Senator Serphin R. Maltese is working to stop accused and convicted pedophiles from avoiding punishment by closing a loophole in State law dealing with Internet communications with children.
Law enforcement authorities throughout the State have been using a 1996 law in sting operations to catch and prosecute pedophiles who are looking for victims online. A case currently before the State Appellate Division, Second Department will decide whether the Penal Law as currently written was meant to criminalize words as well as pictures, since it prohibits “depictions” of lewd material.
In the case, ex-lawyer Jeffrey Kozlow contends that this means it is only illegal to send sexually explicit pictures to minors, but it is essentially okay to seduce them with words. Authorities seized Kozlow two years ago, when he emailed graphic, sexual propositions to a Westchester police officer posing as a 14-year-old boy.
“Frankly this case is appalling,” said Maltese, a former Queens prosecutor and Deputy Chief of the Homicide Bureau. “If the court agrees with this sicko, it will open the floodgates and allow other Internet sting perverts to get off scot-free.”
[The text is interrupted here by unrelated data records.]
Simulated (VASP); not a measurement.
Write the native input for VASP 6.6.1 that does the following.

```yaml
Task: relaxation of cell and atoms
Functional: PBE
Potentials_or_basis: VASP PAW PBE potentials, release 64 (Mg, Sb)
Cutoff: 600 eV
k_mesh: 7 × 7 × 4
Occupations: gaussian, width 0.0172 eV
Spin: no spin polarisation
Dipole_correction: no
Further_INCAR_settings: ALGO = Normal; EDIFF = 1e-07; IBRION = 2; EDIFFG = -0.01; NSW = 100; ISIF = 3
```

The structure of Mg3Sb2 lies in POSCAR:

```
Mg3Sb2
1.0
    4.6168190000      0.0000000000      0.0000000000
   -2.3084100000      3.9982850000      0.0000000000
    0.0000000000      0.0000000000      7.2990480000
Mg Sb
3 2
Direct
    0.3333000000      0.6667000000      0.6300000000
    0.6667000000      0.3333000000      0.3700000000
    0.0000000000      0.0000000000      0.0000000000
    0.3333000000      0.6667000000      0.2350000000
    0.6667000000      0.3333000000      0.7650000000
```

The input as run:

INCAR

The State’s penal law already makes a distinction between clearly obscene material and other material that may have literary, artistic, or other value. Maltese’s legislation would further clarify and strengthen the existing statute by adding the word “describes” to the section of law pertaining to illegal communications with a minor.
“We need to keep our children and grandchildren safe from these pedophiles and not allow the courts to interpret the law so that known predators are free to prey upon and victimize them,” Maltese said.